Talented marketer, self-confessed business “thug”, the Black Farmer Wilfred Emmanuel-Jones told delegates at AM’s latest Executive Breakfast Club that it was his untiring focus to follow his dreams that led him to succeed in his lifelong ambition to have his own farm.
Born in Clarendon, Jamaica, Emmanuel-Jones was surrounded by people working the land, which formed the basis for his passion for farming and the outdoors.
His family moved to the UK in the 50s, a move Emmanuel-Jones describes as entrepreneurial in itself, and settled in Small Heath, a run-down suburb of Birmingham.
The oldest of nine children, he said: “My dad owned an allotment and as the oldest son, it was my job to look after it.
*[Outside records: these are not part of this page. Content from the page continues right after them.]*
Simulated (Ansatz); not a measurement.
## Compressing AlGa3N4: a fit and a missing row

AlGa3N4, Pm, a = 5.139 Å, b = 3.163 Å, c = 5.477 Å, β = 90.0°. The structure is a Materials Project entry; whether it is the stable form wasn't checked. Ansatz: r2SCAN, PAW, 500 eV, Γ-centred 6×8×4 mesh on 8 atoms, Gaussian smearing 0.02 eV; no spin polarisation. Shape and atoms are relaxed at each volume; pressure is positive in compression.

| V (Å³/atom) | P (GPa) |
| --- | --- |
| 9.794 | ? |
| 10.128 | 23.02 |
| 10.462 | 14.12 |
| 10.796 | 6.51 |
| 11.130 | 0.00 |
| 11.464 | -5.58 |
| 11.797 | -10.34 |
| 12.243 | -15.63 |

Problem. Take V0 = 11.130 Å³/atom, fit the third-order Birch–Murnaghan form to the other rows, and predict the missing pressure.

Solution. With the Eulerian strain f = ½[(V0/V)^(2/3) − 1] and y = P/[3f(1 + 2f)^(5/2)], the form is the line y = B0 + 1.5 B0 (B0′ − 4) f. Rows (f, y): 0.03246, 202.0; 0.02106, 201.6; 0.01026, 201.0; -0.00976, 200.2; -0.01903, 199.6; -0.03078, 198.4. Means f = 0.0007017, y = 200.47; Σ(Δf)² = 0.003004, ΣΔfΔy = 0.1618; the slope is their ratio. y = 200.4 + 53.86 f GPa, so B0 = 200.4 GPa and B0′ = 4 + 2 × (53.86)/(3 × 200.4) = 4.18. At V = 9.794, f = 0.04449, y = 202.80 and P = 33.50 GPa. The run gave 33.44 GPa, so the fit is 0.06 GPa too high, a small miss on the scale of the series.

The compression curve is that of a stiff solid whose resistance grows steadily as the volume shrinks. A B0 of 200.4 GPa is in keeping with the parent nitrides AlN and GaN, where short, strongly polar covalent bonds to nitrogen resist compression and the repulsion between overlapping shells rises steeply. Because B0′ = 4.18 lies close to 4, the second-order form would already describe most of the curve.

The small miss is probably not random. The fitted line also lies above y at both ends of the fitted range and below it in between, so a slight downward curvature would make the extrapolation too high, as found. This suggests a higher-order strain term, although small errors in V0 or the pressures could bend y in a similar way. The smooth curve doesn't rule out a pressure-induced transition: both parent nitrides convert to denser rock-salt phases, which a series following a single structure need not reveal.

"I was 11 and I made a promise to myself that I would have my own farm one day and everything I did would be towards me achieving that goal.”
Emmanuel-Jones was a difficult student. He’s dyslexic and proved to be unruly in the classroom and this attitude followed him when he left school with no qualifications at 16 to join the Army.
After a year of “rubbing up” superiors the wrong way and being a “mouthy git”, Emmanuel-Jones was given a dishonourable discharge.
He said: “I was told I would end up in prison and my life was going in the direction many had predicted.
“There was only one avenue left open to me at that time – catering.”
He trained as a chef at a time when the profession wasn’t so glamorous and found that it was something he loved.
However, with his dream still nagging him, he enrolled in a training scheme to become a television producer.
He said: “People said I was crazy to try, but I will always remember two things my father taught me – always be ruthlessly focused and have a positive attitude.
“You can do anything if you stick to those two rules and I’ve always been lucky enough to have people go out of their way to help me.”
He took a copy of the Radio Times and wrote to 250 television programmes asking for experience. None wrote back.
He called them all and no one would take his calls. It took 18 months of persistence before he managed to meet with the BBC.
He said: “I was told I didn’t have the right attitude or education, but for some reason they had the courage to employ me as a runner on a three- month contract.”
That was the foot in the door Emmanuel-Jones needed. He stayed at the BBC, becoming a researcher and then producer for more than 10 years, working for Peter Bazalgette on the Food and Drink series.
Working with celebrity chefs and massive egos helped to mold Emmanuel-Jones’ business style.
He said: “Chefs are the sort of people that will take you outside to sort the problem out and they quickly found out I’m the sort of person who will oblige.”